As a rule I've avoided writing much about Intel. But in this case I'll make an exception:

In order to address the problems that have cropped up, [Intel CEO Craig] Barrett said in his memo that Intel plans to change its approach to at product design by adding better checks and balances to help enforce better planning and project management.

Intel is "starting to put in place the indicators, reviews and management attention to start to turn these problems around by ensuring good planning, staffing and program management. This will not be a short-lived focus; we have plans to continue to review expectations and performance in the future," he wrote in the memo.

(Read the linked article for a few examples of things that haven't been going well at Intel lately.)

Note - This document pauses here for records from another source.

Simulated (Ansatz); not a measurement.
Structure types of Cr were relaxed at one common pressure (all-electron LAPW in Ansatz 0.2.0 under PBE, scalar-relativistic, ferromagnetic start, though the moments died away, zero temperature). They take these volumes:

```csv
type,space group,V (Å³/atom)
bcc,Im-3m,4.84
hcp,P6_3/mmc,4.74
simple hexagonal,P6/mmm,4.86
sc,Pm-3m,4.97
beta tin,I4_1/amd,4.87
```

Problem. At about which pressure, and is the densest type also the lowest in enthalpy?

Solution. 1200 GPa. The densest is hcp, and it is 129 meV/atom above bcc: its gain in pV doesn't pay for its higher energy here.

For the past few years employees have been hearing about a need for "operational excellence." There's always been a fair amount of snickering at that phrase, because no one (except perhaps senior management) is too sure what it means. My colleagues and I hear the message as "do your job, only, ya know, better. Somehow."

Real helpful advice, that is.

"Oh! Now I see! I was operating, but not excellently. So all I have to do to improve my performance is to… be excellent!" Bill and Ted would be proud.

I have two anecdotes to share. I can't be too specific about them, but I believe the contrast between them is illustrative of what operational excellence ought to be about, and the sort of concrete advice management should be giving us.

I'm involved in planning some processor debug technologies that have a several-year lead time. The amount of work is significant, and is currently being done by a cross-organizational team of three: one from design, one from presilicon validation, and one from postsilicon validation.

The other case is a group working on tools used by manufacturing and for some debug purposes. The group had reduced the importance of one aspect of the tool without the knowledge of their customers, to whom it was very important. This mismatch was ultimately discovered and was an unpleasant surprise to everyone involved.

What's the contrast? The level of involvement of the stakeholders.

In the first case, postsilicon validation is the primary customer, and is actively involved in architecting the tool. This matters; limitations that presilicon thought were no big deal have been overturned by postsilicon as an unacceptable burden. It had to be done at this stage — it couldn't have been changed later without great difficulty.

The second case is an example of poor communication with stakeholders. If plans had been clearly communicated at the beginning, the customers could have said "that's insufficient" right away, and that group's plans could have been changed at that time. Hopefully, with minimal impact on other groups. As it is, the plans of several groups may be affected until the newly-reemphasized aspect of the tool is delivered. The longer until a problem is discovered, the more costly it is to fix.

Lesson: talk to your stakeholders. Keep them informed of your plans, and especially to changes in your plans. Ask them how proposed changes will affect them. Even better, involve them directly in your planning. It is the individual responsibility of each group to check on the other to ensure requirements are clearly understood and being met. If the other group doesn't talk to you, shame on them — but if you don't reach out to them either, shame on you. It is not acceptable to assume "the other guy" will "do the right thing" without oversight. Trust but verify. If it's important to you, act like it.